Let me preface this by saying I only have a general conceptual understanding of compilers and know nothing about actual implementation.

One common problem with Object-Relational Mapping (ORM) is what data to load and when. There is basically 2 options: 1. Load everything: This certainly works, but is very inefficient, particularly when you have a large number of fields or, even worse, have a derived field that causes a join on one or more tables. If you need all the data this is fine, but most of the time only a small subset is actually used. (lazy loading can mitigate some issues, but introduces other problems) 2. Specify what fields to populate: This can work, but makes more work for the user, adds complexity to user code, and often introduces bugs particularly over time as code changes. Implementation details are leaking into the interface.

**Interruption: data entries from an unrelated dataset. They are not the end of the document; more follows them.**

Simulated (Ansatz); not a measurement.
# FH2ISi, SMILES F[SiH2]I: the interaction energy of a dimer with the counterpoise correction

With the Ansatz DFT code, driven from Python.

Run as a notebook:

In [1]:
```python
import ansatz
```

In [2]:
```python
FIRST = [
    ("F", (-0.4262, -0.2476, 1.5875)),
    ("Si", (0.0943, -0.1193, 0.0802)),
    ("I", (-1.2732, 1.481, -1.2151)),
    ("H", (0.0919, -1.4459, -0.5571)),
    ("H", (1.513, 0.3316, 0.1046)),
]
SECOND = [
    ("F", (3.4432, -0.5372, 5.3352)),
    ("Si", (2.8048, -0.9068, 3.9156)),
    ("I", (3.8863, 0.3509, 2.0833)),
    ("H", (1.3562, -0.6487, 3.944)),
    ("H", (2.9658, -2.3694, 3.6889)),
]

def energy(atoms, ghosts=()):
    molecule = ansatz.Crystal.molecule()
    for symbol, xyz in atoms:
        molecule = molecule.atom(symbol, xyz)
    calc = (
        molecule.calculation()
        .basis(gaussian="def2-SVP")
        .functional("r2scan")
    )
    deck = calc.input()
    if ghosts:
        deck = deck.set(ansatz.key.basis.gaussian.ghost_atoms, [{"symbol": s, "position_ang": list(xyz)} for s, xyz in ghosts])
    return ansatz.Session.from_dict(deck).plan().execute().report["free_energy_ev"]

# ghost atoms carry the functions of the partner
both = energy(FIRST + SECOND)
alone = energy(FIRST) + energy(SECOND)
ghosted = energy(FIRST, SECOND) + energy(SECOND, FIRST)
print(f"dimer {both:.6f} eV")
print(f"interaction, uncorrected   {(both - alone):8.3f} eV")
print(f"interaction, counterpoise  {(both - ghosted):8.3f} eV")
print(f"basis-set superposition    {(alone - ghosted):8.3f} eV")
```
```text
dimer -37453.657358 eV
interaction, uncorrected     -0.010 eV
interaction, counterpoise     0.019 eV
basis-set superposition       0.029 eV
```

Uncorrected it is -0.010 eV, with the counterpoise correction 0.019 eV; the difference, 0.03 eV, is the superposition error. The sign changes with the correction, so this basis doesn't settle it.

Basically, I'm looking for a way to "look ahead" to see what properties on an object are actually referenced (or not referenced) so we know what data needs to be loaded. Simple analysis for things like unused scope variables already exist, but this is needed for properties on each instance of a class (or struct). I guess this would require the compiler to make 2 passes once to trace each object and a second to do something with the data collected. This would potential cost a lot in compilation time so there would probably need to be some sort of annotation on the definition to indicate this type of check is necessary.

I might be crazy, but it seems like the compiler has all the information necessary to figure this out and it would make user code simpler, less error prone, and more efficient. So does anybody have any idea on how to actually achieve this?